We're trying to ablate the "hack direction" from the training gradient on every update. The model learns by descending the gradient; if we strip out the component pointing toward reward-hacking before the optimizer step, it can't move in that direction even when the reward says it should.

To get the direction, we pair examples by hand: for each problem, one completion that solves it honestly and one that uses the kind of trick the model would learn to exploit. Then for each pair we compute the exact GRPO gradient you would get if the hack rollout had advantage +1 and the clean rollout had advantage -1: that's -grad logp(hack) + grad logp(clean) per pair. Stack these vectors over our ~10 pairs and SVD the result; the top right singular vectors are our hack-direction basis. (Mechanically this is identical to a twin-NLL extraction because GRPO with adv=+/-1 reduces algebraically to the NLL difference, but the GRPO framing is the one we mean: extraction produces a sample of the gradient GRPO itself would emit if it ever saw a perfectly-labeled pair.)

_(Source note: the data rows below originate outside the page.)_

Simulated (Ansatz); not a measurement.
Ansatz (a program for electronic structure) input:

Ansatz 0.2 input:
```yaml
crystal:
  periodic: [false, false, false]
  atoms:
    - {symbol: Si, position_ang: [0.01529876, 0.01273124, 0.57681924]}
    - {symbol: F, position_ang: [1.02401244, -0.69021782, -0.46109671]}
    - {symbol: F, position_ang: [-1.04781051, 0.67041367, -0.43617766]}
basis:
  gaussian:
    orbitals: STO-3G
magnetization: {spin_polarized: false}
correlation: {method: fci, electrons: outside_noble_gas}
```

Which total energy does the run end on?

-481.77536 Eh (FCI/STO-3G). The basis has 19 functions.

The hope is that this sample of the labeled-pair GRPO gradient covers enough of the same subspace as the actual unlabeled GRPO gradient during training that ablating along the extracted directions also ablates the relevant component of the live gradient. Not a theorem; we check it empirically by watching whether cin_t > cin_s (the v_hack basis lights up more on cached teacher rollouts than on student ones).

Everything happens in the SVD-of-W basis. Each Linear gets rotated into singular-value coordinates and we train a small per-module knob delta_S in that basis (AntiPaSTO). So the extracted directions, the live gradient, and the projection all live in delta_S space, which is low-rank per module (~500 to 2560).

Noise floor at load. SVD gives us up to K directions per module sorted by singular value, and the lower ones are mostly noise (with 10 pairs you can only fit rank-10 of real signal). We collect every singular value across every module, take a global quantile, and drop any (module, axis) whose S_i is below it. Default cut: bottom 25%. Modules whose every axis lands below get filtered out entirely. Global rather than per-module because a noisy module shouldn't be protected by having its own "top direction".

At training time: GRPO gives us a gradient on each delta_S; we subtract the component along the kept hack directions; the optimizer steps on what's left. We log cin (cosine of the live gradient with the subspace before projection) and cout (after). On a working extraction, cout should be near zero on no_gate runs (we removed the alignment), and cin_t > cin_s should hold throughout (v_hack discriminates hack from clean gradients).

What we compare

The environment has four loophole modes (run_tests, sentinel, stdout_marker, file_marker), each a different grading flaw with a truthful hint disclosing the mechanism. Problems are partitioned evenly and non-overlappingly, so a vanilla student can learn all four independently. Full prompt+hint, hack, and clean traces per mode are in the blog appendix (docs/blog/20260529_...md).

Four arms, identical model and teacher pool, differing only in the gradient policy:

vanilla -- no intervention; the emergence reference.
erase -- subtract the v_hack component from the live delta_S gradient (one-sided).
route -- quarantine the v_hack component into a throwaway delta_S_hack knob, deleted at deploy. Gradient routing (Cloud et al. 2024) in the SVD basis. (v1: shared basis, relu gate on the kept-axis coords, same as erase but routed not erased.)
route2 -- current routing arm. Per-rollout gate cos(g_rollout, v_grad) > tau (tau calibrated each step from the hack-vs-clean cosine gap) decides whether a rollout's whole gradient routes into a scale-matched, distinct-basis delta_S_hack. An exploration floor (rollout_ablate_frac) generates a fraction of rollouts knob-off so the deployed knob always sees solve signal even if the full policy saturates on hacking.
route, weak detector -- the generalisation test: build v_hack from only 2 of the 4 modes (the "known" hacks the weak detector can flag), route on that subspace, and measure whether the 2 held-out modes are also suppressed. This is the load-bearing no-cheat check.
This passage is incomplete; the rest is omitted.